Intentional Violations of Miranda: A Strategy for Liability

By Kimberly A. Crawford, J.D.

Intentional Miranda violations may jeopardize cases and expose investigators and agencies to civil suits.

Special Agent Crawford is a legal instructor at the FBI Academy.

Over three decades ago, in Miranda v. Arizona,1 the United States Supreme Court held that custodial interrogations create a psychologically compelling atmosphere that countermands the Fifth Amendment protection against compelled self- incrimination.2 Accordingly, the Court developed the now-familiar Miranda warnings as a means of reducing the compulsion attendant in custodial interrogations.

In the years that followed, the Court handed down numerous rulings purported to clarify and refine the Miranda decision.3 The practical result of these rulings is that there now exists a complex legal maze that investigators must negotiate when attempting to interrogate custodial subjects. Occasionally, investigators fail, either accidentally or intentionally, to negotiate the maze properly.

Accidental failures to negotiate the Miranda maze have resulted in the suppression of evidence in subsequent criminal cases,4 but generally have not resulted in any successful civil suits against law enforcement officers or agencies.5 However, civil suits alleging intentional failures may have considerably greater potential for success in the courts.6

This article reviews the cases that, by limiting the legal consequences of Miranda violations, may have encouraged some law enforcement officers to develop interrogation strategies that incorporate intentional violations of the Miranda rule. The article also examines the potential civil liability for following such strategies.

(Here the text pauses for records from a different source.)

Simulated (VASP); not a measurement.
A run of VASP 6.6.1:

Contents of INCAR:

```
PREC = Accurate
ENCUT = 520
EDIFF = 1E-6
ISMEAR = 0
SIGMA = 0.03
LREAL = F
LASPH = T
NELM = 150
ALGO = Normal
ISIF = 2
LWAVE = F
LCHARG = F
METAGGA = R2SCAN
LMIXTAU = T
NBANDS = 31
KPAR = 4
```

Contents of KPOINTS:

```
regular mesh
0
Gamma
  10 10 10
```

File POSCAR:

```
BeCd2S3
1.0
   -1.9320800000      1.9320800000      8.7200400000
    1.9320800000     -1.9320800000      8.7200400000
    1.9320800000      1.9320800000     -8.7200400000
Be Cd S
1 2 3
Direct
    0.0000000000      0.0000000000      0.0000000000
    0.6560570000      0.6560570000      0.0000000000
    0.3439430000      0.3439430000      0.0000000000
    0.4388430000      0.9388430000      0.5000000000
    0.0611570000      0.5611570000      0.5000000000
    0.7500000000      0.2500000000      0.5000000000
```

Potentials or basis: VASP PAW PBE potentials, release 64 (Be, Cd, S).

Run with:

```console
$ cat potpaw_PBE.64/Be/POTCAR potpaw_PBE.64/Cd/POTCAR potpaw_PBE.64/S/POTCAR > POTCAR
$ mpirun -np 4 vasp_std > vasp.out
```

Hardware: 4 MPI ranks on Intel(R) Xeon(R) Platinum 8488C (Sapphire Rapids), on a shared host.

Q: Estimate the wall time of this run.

Limitations on the Effects of Miranda Violations

The Supreme Court has recognized that Miranda warnings are not constitutionally mandated.7 Rather, the warnings are a protective measure designed to safeguard the Fifth Amendment right against compelled self-incrimination. Consequently, violations of the Miranda rule do not carry with them the same force and effect as a constitutional violation. Statements obtained in violation of Miranda have a variety of lawful uses.

For example, in Michigan v. Tucker,8 the Supreme Court held that a Miranda violation that resulted in the identification of a witness did not preclude the government from calling that witness to testify at trial. The witness in question was named in an alibi provided by the defendant during an interrogation session that followed an incomplete advice of rights.9 When contacted by the police, the witness not only failed to corroborate the defendant's alibi but also provided additional damaging information. The defendant subsequently sought to have the witness' testimony excluded at trial on the grounds that the identity of the witness was discovered as a result of the violation of Miranda. The Supreme Court, however, concluded that although statements taken without benefit of full Miranda warnings generally could not be admitted at trial, some acceptable uses of those statements exist.10 Identification of witnesses is one such acceptable use.

In Oregon v. Elstad,11 the Supreme Court similarly held that a second statement obtained from a custodial suspect following one taken in violation of Miranda is not necessarily a fruit of the poisonous tree and may be used at trial. In Elstad, the defendant made incriminating statements during an interrogation that was later determined to contravene Miranda. The defendant repeated those statements and gave a detailed confession during a later interrogation session conducted in full compliance with Miranda. The defense subsequently argued that because the "cat was let out of the bag" during the initial unlawful interrogation, the statement provided during the later interrogation was tainted by the original illegality and, therefore, inadmissible. In rejecting this argument, the Supreme Court found that the goals of Miranda were satisfied by the suppression of the unwarned statement and that "no further purpose is served by imputing 'taint' to subsequent statements"12 lawfully obtained.

Finally, in Harris v. New York13 and Oregon v. Hass,14 the Supreme Court concluded that statements taken in violation of Miranda may be used for impeachment purposes. In both cases, defendants had given statements that could not be used in the government's case in chief because of technical violations of Miranda. In order to preclude defendants from falsifying testimony with impunity, however, the Court held that the tainted statements could be used to impeach the defendants when they testified inconsistently at trial.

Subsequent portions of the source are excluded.